While I was securing an email form at work, I noticed that making a secure web form in PHP is really hard if not impossible. While reading the server logs, I found that spammers were now using email form injections to send spam. Let’s analyze why its hard to properly secure a web form:
1. Inherent flaws in PHP
according to the Month of PHP Bugs, the mail function has an inherent flaw in that it cannot properly sanitize additional control characters after a new line. like in MOPB’s example:
<?php
mail("test@domain(dot)com", "Test\r\n \nAnother-Header: Blub", "Message");
?>
shows how the subject is injectable with newlines.

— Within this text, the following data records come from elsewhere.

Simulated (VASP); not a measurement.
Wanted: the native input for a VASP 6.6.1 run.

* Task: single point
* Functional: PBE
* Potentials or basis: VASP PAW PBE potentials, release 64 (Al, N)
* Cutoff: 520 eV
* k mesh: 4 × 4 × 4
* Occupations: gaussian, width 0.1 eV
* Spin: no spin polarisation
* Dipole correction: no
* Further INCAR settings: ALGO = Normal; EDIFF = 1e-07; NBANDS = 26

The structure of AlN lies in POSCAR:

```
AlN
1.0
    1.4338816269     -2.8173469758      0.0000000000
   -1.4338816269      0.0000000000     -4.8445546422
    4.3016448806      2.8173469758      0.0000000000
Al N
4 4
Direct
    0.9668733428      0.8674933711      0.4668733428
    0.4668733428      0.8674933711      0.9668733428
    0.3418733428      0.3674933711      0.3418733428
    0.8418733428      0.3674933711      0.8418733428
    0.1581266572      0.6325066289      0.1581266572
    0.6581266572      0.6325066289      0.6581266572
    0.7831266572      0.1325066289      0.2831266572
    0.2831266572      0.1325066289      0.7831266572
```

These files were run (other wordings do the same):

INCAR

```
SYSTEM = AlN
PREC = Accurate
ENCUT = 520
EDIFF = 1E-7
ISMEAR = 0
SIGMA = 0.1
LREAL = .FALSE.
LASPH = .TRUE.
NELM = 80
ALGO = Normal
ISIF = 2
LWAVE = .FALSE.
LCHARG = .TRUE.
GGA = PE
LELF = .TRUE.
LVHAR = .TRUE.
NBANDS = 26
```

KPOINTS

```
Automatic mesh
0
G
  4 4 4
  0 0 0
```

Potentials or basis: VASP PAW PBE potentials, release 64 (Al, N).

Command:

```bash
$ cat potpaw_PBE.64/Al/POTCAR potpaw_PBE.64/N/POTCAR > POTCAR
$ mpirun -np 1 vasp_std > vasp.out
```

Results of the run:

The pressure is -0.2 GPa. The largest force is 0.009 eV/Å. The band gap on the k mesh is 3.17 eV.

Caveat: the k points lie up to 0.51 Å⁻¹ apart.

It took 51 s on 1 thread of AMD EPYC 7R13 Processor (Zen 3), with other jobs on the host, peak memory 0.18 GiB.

UPDATE: This bug is currently fixed as of PHP 5.2.2, so update your PHP version to the latest stable release to patch this bug
2. ereg() functions not binary-safe
Many tutorial websites about PHP uses the ereg functions to validate email forms. Unfortunately, ereg() functions are NOT binary-safe
take this code for instance:
if ( eregi("^[A-Z0-9._%-]+@[A-Z0-9.-]+\\.[A-Z]{2,4}$", $email )
return TRUE;
else
return FALSE:
seems good right? unfortunately, injecting a null byte %00 to the email string will bypass an ereg function making the validation useless. Fortunately, there is a binary-safe regex engine for PHP, the PCRE or Perl-compatible Regular Expressions. Which brings us to #3.
3. Wrong usage of the PCRE functions
once you have enough knowledge to know the limitations of #1 and #2, the next choice would be to use the binary-safe PCRE functions. But be wary there is also a major pitfall for using this function. Notice that some PHP tutorial websites will show you this code for validating an email address:
if ( preg_match("/^[A-Z0-9._%-]+@[A-Z0-9.-]+\\.[A-Z]{2,4}$/", $email) )
return TRUE;
else
return FALSE;
unfortunately, there are 2 pitfalls for this code. First, this code is case sensitive and will only match uppercase email addresses. The second pitfall is that it will not check whether there is a newline at the end. so replacing the email with test@test.com\n would bypass this filter. By appending /i for case insensitivity and /D for dollar end, we can prevent these filter bypass. In the end, this should be the way to match an email quickly and practically:
if ( preg_match("/^[A-Z0-9._%-]+@[A-Z0-9.-]+\\.[A-Z]{2,4}$/iD", $email) )
return TRUE;
else
return FALSE;